Daphne’s character is not subjected to this uncritical embrace of mass-media-fuelled body image negativity, and neither are her friends and whānau. Encouraging diversity beyond sculpted male torsos would benefit the LGBTQIA+ community, particularly among less-than-visible brown communities. I would also have enjoyed a more nuanced discussion around the desire to self-harm, rather than the presentation of three major character’s visceral emotional reactions to suicide proposals. 

Some sequences in Odd Daphne are subtle in their execution – the juxtaposition of the main character’s low moments with an ensemble performance of physical mental well-being exercises to process grief, anxiety and stress are instructive in nature and likely to be replicated among younger audiences. Other sequences feel a little overextended at times to accommodate the size of the ensemble. 

The audience departs the venue with many provocations around these subjects, but are left holding the impetus to reach out to several mental health resources to initiate discussions about our reflections. This is, more often than not, the most difficult aspect of coping with mental distress – reaching out for help, realistically captured by Ioane’s gut-wrenching performance as Damien. Odd Daphne succeeds at creating a powerful call for reflection and introspection about mental well-being in a more hyperstressed and anxiety-prone world.

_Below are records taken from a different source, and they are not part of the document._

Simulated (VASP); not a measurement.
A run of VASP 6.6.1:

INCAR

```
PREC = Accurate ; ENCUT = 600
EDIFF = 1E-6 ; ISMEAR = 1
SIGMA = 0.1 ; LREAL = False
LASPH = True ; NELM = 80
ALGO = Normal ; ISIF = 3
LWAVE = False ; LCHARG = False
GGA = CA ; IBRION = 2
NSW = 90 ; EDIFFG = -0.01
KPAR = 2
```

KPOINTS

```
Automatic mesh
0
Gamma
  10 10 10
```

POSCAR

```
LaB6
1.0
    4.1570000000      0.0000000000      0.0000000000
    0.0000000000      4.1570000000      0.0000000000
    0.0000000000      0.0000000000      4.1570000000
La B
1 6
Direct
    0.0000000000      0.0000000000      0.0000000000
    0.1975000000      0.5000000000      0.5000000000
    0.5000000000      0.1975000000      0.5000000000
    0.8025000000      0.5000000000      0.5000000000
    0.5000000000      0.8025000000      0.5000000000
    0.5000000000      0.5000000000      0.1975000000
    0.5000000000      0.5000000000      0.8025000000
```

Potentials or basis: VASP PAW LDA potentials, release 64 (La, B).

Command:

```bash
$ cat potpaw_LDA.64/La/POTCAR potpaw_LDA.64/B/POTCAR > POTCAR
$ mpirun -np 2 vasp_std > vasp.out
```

The show is a crucial watch for Pasifika young people looking for representation of their own lives in the world of art. It is Auckland’s shame that more shows with near-complete Person-of-Colour casts and crews do not feature in more theatres across the city, rendering almost half of our population invisible to the privileged who attend theatre regularly. I would be curious to see where the plot of a sequel to this show leads (perhaps even an ‘Odd Trilogy’). The makers of this show are to be congratulated on pulling together a family-focused contemporary show that gently calls into question issues affecting everyday youth.